Maryann Lesert is a writer, activist, and professor who has written three full-length plays, five one-act plays, and articles regarding sustainability and environmental activism. A Michigan native, her plays have been published by New Issues, and her articles in EcoWatch and These Times.
Her newest novel, “Land Marks,” focuses on a college professor and her former students as they fight against a major oil fracking organization before any ecological ruin can come to their homes. Falling into a genre sometimes labeled as environmental fiction or eco-fiction, “Land Marks” tells a gripping tale of how activism brings people together and pushes them into making change.
The Daily Iowan: Did your past works have a hand in creating “Land Marks”?
Lesert: The thing that ties all of my work together is the presence of the natural world. For instance, in my first novel, “Base Ten,” a big part of the Michigan landscape is in that story. The characters are very affected by it. In fact, one of the characters takes a ten-day solo trip back-country camping, trying to get herself back together.
So, that presence of the natural world, almost like another character, or maybe even the most important character in the novel is definitely something that appears in almost every work I write. Sometimes, what I write is often called environmental fiction, if we’re talking about my books. Sometimes the broader term is eco-fiction; the idea that the natural world is very present.
How long did writing “Land Marks” take, and what was the process of doing so?
About 2012-2015, was when deep shale fracking and horizontal hydraulic fracking came to Michigan. And it was happening predominantly in our state forests. So, I set out as somebody who’s interested in the environment to learn as much as I could about it, and I spent about two years of what I call my ‘boots-on-well-sites’ research.

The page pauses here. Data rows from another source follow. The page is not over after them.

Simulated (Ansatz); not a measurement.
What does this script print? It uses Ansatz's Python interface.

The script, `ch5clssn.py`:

I was going out there to learn about fracking, to photograph it, to bring it back. I was presenting all around the state and sharing my photos and my research because it was important to me to tell the sensory story of fracking. Not just the science, I also wanted people to understand what a level of industrial might this was. It changes the forest forever.
Even though I was researching something that caused me great grief, I experienced this incredible solidarity. There was an environmental education center in lower Southwest Michigan called Circle Pine Center, and they opened their doors to anybody who wanted to meet and share stories and research.
All these people came together: educators, water well drillers, members of indigenous communities, students, artists, musicians, teachers…everybody showed up. That was probably one of the most important reasons why I decided to write a novel; I wanted to tell the story of all the people who came together, that solidarity, and how activism is hard work but can be fun.
Out of all the approaches to a topic like this, what made you choose to center this story on a college professor and her students?
It’s what I know. I am a college professor. I teach environmental literature and creative writing. A lot of the students I meet are interested in the natural world, they’re highly frustrated that our leaders don’t [appear] to be doing what they think possible about climate change, and I share that frustration with them.
So, it seemed like a really good way to bridge the gap between generations. I think it’s very common for people to know that young people and college aged students feel kind of fed up with our lack of action on climate change. But there’s also a lot of other ages and lived experiences out there where a lot of us are feeling fed up about that.
So, the multigenerational approach was really important to me. And then, the other thing it allowed me to do is, the narrator, Rebecca, who is the college professor, she has her own activist past where she was involved in direct actions before, but she decides not to share that with her students, of course, because she doesn’t want to influence them. So, it provides another connection between them, even though the students don’t know about her activism, she does. And as they start to go towards direct action, it makes her concern for them all the more powerful.
At the end of chapter one, you wrote, “Anyone who didn’t understand how four promising students in a literature class could become ‘eco-terrorists’ should stand at the crest of the twelve-foot-tall mound of earth surrounding a frack well site”. What are you hoping to convey to readers and those who do not concern themselves with ecological matters?
That paragraph is one that I often read at events. A writing mentor of mine once told me ‘You need to tell readers how to read your book [and] what they can expect from it’. This is the paragraph that tells readers what to expect: That you are going to be steeped in this fracking thing, that you’re going to learn what it’s like to be [there], feel the chug of the diesel engines, to feel that drill rig, feeling like it’s biting into your boots and your brain because it’s so loud and so powerful.
I wanted the reader to understand that activists who stand up and [choose] direct action aren’t doing it in the moment or simply out of anger or in some rash decision. They’re usually doing it because they are protecting places that are sacred, that they feel are sacred, that they love. Many people might think ‘Wow, drilling in two miles down into the bedrock and two miles out and messing with the geological record of life probably isn’t a good idea’. We can all understand that as an idea. But I wanted readers to feel that sensory feeling. My hope was that it would give the reader empathy with these activists right away.